FO: The yarn that was supposed to be Tempest is now something else!

Tappan Zee

Pattern: Tappan Zee by Amy King
Yarn: Yarn School Corriedale Cross, ~675 yds.
Needles: US 5/3.75 mm bamboo circulars
Start/finish: 26 March - 26 April 2010
Gauge: 20 sts/32 rows in 4 inches
Comments/modifications: What a lovely and quick (despite my time line) knit! A top down circular yoke is not a sweater style I've knit before, but it was really fun. The lace pattern in the yoke keeps it from getting too monotonous, and the yarn colors helped with the monotany on the body. I made one major modification: instead of binding off the sleeve stitches when I got to them, I put them on holders. My thinking was that I wanted to put sleeves on when I was done with the body, and make them as long as the yarn held out. Once I was done with the body, I decided to keep the cap sleeves for the moment, so I bound off in knit from the wrong side. That way, in the fall when it starts getting cooler, I can pick out that bound off edge and knit the sleeves down.

Tappan Zee arm

I love the diamond detail at the bottom,

Tappan Zee hem detail

which matches the diamonds in the yoke.

Tappan Zee yoke

Now for the yarn. I blogged about the spinning last spring/summer, but discovered when I started swatching, that the yarn need a bit of TLC. As you can see,

TZ swatch pre-adjustment

I was a wee bit tense when I did the plying. Perhaps I was a bit overplied myself, what with the move and all, but there is some serious skew in that stockinette. Add to that the fact that the yarn was not so pleasant to knit with (read: wiry, stiff and scratchy) and I decided that I needed to do something to take out some of the plying twist.

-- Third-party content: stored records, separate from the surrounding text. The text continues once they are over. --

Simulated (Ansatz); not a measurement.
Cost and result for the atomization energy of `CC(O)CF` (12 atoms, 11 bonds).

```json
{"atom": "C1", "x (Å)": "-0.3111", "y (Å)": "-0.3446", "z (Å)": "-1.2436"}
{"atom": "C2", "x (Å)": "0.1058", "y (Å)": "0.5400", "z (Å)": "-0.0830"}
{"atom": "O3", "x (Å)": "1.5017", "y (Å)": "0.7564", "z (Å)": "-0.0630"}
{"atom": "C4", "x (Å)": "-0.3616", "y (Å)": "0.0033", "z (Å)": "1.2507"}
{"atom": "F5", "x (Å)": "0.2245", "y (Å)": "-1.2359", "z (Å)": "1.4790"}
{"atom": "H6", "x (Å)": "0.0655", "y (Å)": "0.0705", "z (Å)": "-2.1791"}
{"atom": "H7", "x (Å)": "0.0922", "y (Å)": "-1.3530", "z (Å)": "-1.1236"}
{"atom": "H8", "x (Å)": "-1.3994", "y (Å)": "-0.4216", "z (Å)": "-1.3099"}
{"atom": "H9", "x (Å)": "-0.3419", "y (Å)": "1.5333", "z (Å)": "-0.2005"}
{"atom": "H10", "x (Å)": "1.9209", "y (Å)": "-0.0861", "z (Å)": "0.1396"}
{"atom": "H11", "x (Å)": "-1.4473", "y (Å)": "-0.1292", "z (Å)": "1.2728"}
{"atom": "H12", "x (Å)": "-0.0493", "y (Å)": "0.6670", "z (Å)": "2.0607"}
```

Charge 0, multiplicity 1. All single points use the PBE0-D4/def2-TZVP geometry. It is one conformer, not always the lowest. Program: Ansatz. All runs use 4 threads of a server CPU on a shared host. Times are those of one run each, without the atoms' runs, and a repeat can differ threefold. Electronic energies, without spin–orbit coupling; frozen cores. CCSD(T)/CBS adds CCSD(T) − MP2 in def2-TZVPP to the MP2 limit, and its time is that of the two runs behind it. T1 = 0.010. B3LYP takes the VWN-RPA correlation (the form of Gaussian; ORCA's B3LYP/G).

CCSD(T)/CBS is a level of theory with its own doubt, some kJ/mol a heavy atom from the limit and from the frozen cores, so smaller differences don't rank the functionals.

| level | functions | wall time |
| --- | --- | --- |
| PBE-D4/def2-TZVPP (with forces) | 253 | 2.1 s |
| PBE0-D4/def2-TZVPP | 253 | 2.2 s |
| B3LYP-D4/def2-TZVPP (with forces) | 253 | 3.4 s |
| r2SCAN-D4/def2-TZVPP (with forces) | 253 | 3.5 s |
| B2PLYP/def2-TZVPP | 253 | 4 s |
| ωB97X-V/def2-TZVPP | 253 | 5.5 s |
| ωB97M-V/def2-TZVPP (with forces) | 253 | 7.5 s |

I took the three skeins I'd planned to use for the sweater (based on relatively similar grists) and ran them back through the wheel to take out some of the plying twist. I basically put the brake band on tightly, and re-plied the yarn with the wheel spinning in the same direction as when I spun the singles. I more or less let the yarn run onto the bobbin with only a little bit of tension, but if I came across a section that was really over-plied I held on a bit longer. Reskeined, rewashed, redried, and reswatched.

TZ swatch post-adjustment

Much softer, much less noticeable bias, much more pleasant to work with. I've gotten a wee bit obsessed with grist recently, so I noted what these skeins came in at: 253 yds at 1094 ypp, 285 yds at 1140 ypp and 225 yds at 973 ypp. I started with the heaviest grist on the top, since the skein I have left for the arms is also around 975 ypp, and I wanted the lighter fluffier stuff in the body.

So all in all a great success. I desperately need to find the right buttons for it, but that may have to wait for a bit, since we've now entered The Month of Nonstop Houseguests. We currently have four parents and four girl children, aged five and under, in our house. As soon as the extra parents and children leave, we get an old friend from Tucson and his SO for a few days, and then a couple weeks later, Nana arrives. So forgive me if the blogging is a bit hit or miss for the next few weeks. Maybe I'll be able to get back here regularly when we finally have a functioning government!